Fanny Hill by John Cleland
2.0

A classic of erotic writing. Truly interesting to know how 18th century England society thought of sex and how men and women were suposed to behave in their roles. In this aspect, we have prety much an hyperbole of what still echoes today. Men are heroic figures, with big (sometimes irrealisticaly gigantic) penises, that lead what happens in bed and have an animalistic sexual energy. Women are dualistic. Trapped between the flesh temptations and very narrow spiritual path choices. They start as chaste, we could almost say assexual. Sex is something that frightens them, like the male sexual energy does. They are fragile and pure. And purity means not yet touched (tainted) by sex. And then they become sexual. And when that happens, they discover that they like it. And they like it a lot. Men have to lead them, from ecstasy to ecstasy, because they lose control. They can become hysterical.

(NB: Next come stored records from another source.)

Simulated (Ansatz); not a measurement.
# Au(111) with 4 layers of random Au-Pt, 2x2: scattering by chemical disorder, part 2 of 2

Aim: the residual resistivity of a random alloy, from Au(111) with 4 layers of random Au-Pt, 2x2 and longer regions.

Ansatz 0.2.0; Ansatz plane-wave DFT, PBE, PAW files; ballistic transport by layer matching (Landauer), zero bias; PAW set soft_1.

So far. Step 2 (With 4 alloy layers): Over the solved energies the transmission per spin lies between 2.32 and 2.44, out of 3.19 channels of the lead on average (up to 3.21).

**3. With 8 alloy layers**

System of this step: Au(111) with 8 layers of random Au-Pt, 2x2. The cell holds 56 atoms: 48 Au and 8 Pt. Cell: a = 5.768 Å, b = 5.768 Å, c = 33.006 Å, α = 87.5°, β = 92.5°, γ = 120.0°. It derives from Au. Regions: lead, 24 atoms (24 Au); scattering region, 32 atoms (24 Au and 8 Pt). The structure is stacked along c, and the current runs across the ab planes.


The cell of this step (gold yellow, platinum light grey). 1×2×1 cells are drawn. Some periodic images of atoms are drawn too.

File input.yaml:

Cleland writes a very exagerated book, a boring narrative unrelated to human sexuality, and by my modern standards and expectations, very unerotic. His style is intense and explicit, always trying to outshine himself in the next page, with descriptions of sexual acts that are even more emotional and leading to a paroxism of pleasure. Unlike Sade or Masoch, he does not wander into darker regions of human desire. What he does, quite repetitively, is to describe the lead character, Fanny Hill, as a pleasure starving young woman that achives the heigths of sexual enjoyment as she is being handled by her lovers. Interestingly there are some vague parallels with the lead character of The Lady of the Camellias, which would be published 1848, exactely 100 years later. This novel by Alexandre Dumas, fils, is in no way erotic writting, but the lead character is also "tainted" by sex, becoming a woman that men go to for pleasure. And she also, like Fanny Hill, becomes madly in love, dreaming that her love will take her away from that life. Maybe these novels are the ones that created the stories that would make the myth that mitigates the guilt associated with the inability of dealing with the problem of prostitution. That myth is the one we see in the film "Pretty Woman", oddly considered by many the perfect romantic comedy.

This was a very hard book for me to read, and it is the first one that I am reviewing at Goodreads without finishing it (the last pages are left unread). It is, to a certain degree, dull and repetitive. To a point, it can be exciting, and entertaining, if our imagination goes back a few centuries. But it becomes too long, and the formula does not survive the length of the book.